Guerrilla Interaction Design (part 1)
By Loren Mack on Jan 03, 2008
Loren Mack is a design architect in xDesign who creates strategic and tactical designs for the Service Oriented Architecture/Business Integration group at Sun.
Recently I've been noticing a bit of difficulty among my peers at Sun, as well as other friends I have in the business of design. It seems somewhat widespread that creating good designs, and then having them correctly implemented is a bit of a battle. It makes me think about how leaders of unpopular political resistances must feel as they fight for their position. Speaking their minds, and deploying their Guerrilla fighters to lead the resistance. And here I am, on the side of the Usability Resistance, trying my best to convince the people, overthrow the "usability want-nots", and keep my Guerrillas fighting the good fight.
This reminds me rather of a method I and my team have used in the past to design user interfaces. I call it "Guerrilla Interaction Design". It's a way of creating usable GUIs quickly, under pressure (and sometimes under fire). To describe it properly, I should outline a more conventional user-centered design timeline just for reference - which goes something like:
1. Talk with your local, handy-dandy product manager about what they'd like create as a new program, or what they'd like to do to improve an existing one.
2. Get out of the office and go observe users doing what the new program might do, or using the existing one.
3. Figure out what might meet their needs, or improve the experience.
4. Go back to the office and document what users are doing today, and what might be an optimized way of doing it in the future (or possibly what they really need to do).
5. Draw some pictures and create a story.
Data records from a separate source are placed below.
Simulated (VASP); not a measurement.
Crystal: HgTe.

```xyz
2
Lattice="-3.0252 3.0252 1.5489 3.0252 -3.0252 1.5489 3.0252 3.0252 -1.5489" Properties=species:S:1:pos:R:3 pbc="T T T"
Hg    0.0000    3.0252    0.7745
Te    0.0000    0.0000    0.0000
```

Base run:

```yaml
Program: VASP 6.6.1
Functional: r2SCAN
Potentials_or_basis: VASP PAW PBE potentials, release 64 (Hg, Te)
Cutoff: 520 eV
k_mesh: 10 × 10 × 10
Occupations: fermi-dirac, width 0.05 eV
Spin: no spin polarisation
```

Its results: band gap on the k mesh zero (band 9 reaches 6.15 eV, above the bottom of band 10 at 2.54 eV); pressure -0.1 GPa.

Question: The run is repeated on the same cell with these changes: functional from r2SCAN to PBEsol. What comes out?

6. Discuss this with the folks from step 1, and iterate, iterate, iterate.
8. Create a paper storyboard, or medium fidelity prototype that someone could review or use to attempt the task with the new, optimized design.
9. Go back out to the field and usability test the design with similar (or the same) users. Observe and document the results and then...
11. If you're lucky, all the rough edges are smoothed out and you have a design that delights the users, makes the product manager happy, and is possible to implement by the developers.
12. Deliver your design, and remain "on-call" for potential "gotcha's" that may come up and need quick decisive design action!
Whew! That's a lot of steps! It approximates what most designers might tell you when explaining how to produce a good design, and is a pretty consistent and standard way of achieving a predictable result.
Now... do it in three days...
To be continued...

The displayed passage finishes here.